Yesterday, people in the United States woke up to learn that our country had taken direct action against Venezuela and captured its leader, Nicolas Maduro. We were later told that Maduro and his wife Cilia Flores were being transported to New York to face drug trafficking charges.
Almost immediately after the announcement, the public conversation shifted. Not toward drugs – the stated justification for the operation – but toward oil, the real prize sought by the Trump administration. Forget the speculation that this was a distraction from Epstein headlines. It never was. This was always about control of Venezuela’s vast oil reserves, plain and simple.
“We’re going to be taking out a tremendous amount of wealth out of the ground, and that wealth is going to the people of Venezuela, and people from outside of Venezuela that used to be in Venezuela, and it goes also to the United States of America in the form of reimbursement for the damages caused us by that country” – Donald Trump
The Trump administration considered this mission accomplished. But the public – at least those not under Trump’s spell – should be demanding answers. Not from Trump, but from the Republican-led Congress, which once again shrank from its responsibility as a co-equal branch of government.

Wasn’t This About Drugs?
No.
Venezuela is not a major source country for fentanyl or cocaine. Mexico dominates fentanyl production and trafficking. Colombia and Bolivia remain the primary cocaine producers. Venezuela has long lagged far behind all three and has had no reason to “catch up,” given the immense oil wealth it already possesses.
That alone makes the drug-war rationale difficult to take seriously, especially in light of recent history.

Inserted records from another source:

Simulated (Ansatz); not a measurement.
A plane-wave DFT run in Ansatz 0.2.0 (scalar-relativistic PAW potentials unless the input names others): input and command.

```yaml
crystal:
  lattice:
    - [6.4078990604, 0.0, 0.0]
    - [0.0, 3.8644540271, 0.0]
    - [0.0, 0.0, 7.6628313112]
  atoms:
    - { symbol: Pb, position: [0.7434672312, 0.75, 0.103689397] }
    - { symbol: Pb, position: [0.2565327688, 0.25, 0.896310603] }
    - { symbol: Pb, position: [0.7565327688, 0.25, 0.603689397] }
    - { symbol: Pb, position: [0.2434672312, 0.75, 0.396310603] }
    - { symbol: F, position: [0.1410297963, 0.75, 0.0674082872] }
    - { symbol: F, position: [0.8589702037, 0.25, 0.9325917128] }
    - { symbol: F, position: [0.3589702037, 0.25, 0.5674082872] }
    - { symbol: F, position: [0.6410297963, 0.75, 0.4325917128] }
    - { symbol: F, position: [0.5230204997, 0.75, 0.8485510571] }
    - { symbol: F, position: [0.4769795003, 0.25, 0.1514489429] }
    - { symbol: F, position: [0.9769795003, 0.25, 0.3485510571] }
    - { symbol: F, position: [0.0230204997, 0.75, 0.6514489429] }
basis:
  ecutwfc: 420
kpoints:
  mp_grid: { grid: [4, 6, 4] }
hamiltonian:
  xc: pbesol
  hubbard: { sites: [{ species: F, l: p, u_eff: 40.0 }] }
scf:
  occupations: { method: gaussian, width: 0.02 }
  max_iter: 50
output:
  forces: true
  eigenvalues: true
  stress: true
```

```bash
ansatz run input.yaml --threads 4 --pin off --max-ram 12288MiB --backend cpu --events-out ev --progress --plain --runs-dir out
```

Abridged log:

Trump’s Use Pardons To Free Traffickers
One of Donald Trump’s first acts after returning to office was issuing a full pardon to Ross Ulbricht, the creator of Silk Road, a marketplace alleged to have facilitated more than $180 million in illegal drug sales. A key associate, Roger Thomas Clark, was recently imprisoned (and is still there) for his role in those same operations.
On December 1, 2025, Trump also pardoned Juan Orlando Hernández, the former president of Honduras, who had been convicted in U.S. court of conspiring to import roughly 400 tons of cocaine. Trump claimed Hernández was treated “unfairly.” Honduras’s current government strongly disagrees and has sought international assistance for his arrest.
Against that backdrop, it is impossible to accept claims that the sudden focus on Venezuela was driven by concern over drug trafficking. Military strikes, naval blockades, and casualties at sea do not transform a weak premise into a true one.
Trump made this crystal clear when he spoke to the press after news of Maduro’s capture was made public, saying that he intends for the United States to “run” (occupy) Venezuela and that while deploying U.S. oil companies to rebuild infrastructure in order to extract and sell Venezuela’s oil.

It’s All About Oil
This conclusion was clear months ago. I wrote about it myself in a post dated October 25, 2025 entitled Here We Go… More Blood Will Be Spilled for Oil, Again.
When the Trump administration announced a military blockade of Venezuela on December 17, the pretense finally collapsed. Trump stated plainly that Venezuela had “taken all of our oil” and that the United States wanted it back.
Stephen Miller echoed the same claim, arguing that American companies had built Venezuela’s oil industry and that its expropriation amounted to theft from the United States.
These statements were not slips. They were the point.
With the real motivation now openly stated, Secretary of Defense Pete Hegseth began directing the U.S. military to seize oil tankers loaded with Venezuelan crude and divert them to the United States.
A Very Brief History of Venezuela’s Oil Nationalization
Trump and Miller have portrayed Venezuela’s nationalization of its oil industry as a recent act under Maduro. That is false, it occurred in 1976 – nearly fifty years ago. Nicolas Maduro was a teenager at the time.
U.S. companies – including Exxon – continued operating in Venezuela for decades afterward. Exxon ultimately exited in 2007, when President Hugo Chavez required at least 60 percent state ownership in major oil projects. Exxon refused those terms and withdrew, walking away from approximately $750 million in investments.
Arbitration later ruled that Venezuela owed Exxon compensation. Initial claims exceeded $1.6 billion, but subsequent rulings sharply reduced that amount. Exxon ultimately agreed to a $260 million settlement, which Venezuela paid in 2023.
Claims that U.S. assets were simply “stolen” erase decades of history, arbitration rulings, and the fact that Exxon accepted payment and cashed the check.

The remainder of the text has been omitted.